The problem is that Canada does not have leadership on this issue,

Mr. Flaherty did not speak to the question of who would lead this convergence.

But perhaps even more troubling is the shots at Ontario, the praise for BC, and the incongruence between economic policy and climate policy in the federal government’s mind

“It’s not helpful for Ontario to be the jurisdiction in Canada with the highest business taxes and I am going to continue to say to the government of Ontario that, ‘You’re discouraging business investment,’ ” he said, calling those policies “unhealthy” for Ontario’s economy and the Canadian economy as a whole.
He praised B.C. for its move to cut the corporate income tax rate from 12 per cent to 11 en route to 10 per cent by 2011.
“Congratulations to the government of the province of British Columbia for doing that. It will help brand Canada. It will help attract investment to Canada, but the province of Ontario has shown no indication of going in that direction to reduce their business tax.”

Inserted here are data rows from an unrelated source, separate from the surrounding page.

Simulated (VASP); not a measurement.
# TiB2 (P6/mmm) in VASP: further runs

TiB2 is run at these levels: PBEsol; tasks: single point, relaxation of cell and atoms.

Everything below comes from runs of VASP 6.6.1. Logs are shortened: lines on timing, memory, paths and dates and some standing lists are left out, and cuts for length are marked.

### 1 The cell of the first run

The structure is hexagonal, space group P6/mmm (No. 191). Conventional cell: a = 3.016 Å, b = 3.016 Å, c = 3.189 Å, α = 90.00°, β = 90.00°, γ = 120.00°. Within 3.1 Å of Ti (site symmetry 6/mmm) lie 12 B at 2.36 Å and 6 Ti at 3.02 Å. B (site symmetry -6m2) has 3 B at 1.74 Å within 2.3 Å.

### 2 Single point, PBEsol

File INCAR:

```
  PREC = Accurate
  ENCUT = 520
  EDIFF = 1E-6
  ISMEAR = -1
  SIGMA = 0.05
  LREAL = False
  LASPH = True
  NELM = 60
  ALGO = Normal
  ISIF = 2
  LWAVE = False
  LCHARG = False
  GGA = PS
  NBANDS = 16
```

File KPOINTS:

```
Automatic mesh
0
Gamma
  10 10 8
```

The current federal plan provides no mechanism to raise revenue and therefore there is no chance for further drops in federal corporate income tax. Add to this the observation of many that the federal cupboard is bar due to unproductive tax relief such as the GST cut and unchecked federal spending and well, there is no room for the Ministers prized policy – that of further reducing corporate taxes.

So, not only is the current federal plan likely to be high cost, due to its focus on regulatory approaches, subsides and offsets, but there is no opportunity to further reduce unproductive taxes on corporations and personal income. Simply, climate policy is not being integrated with economic policy, a shortcoming that will necessarily lead to higher costs.

Perhaps when the minister asks “ Mirror, mirror on the wall, who has the lowest climate policy cost of all” the minister will be surprised to find that he has the urge to send poison apples to more folks than just Premier McGuinty.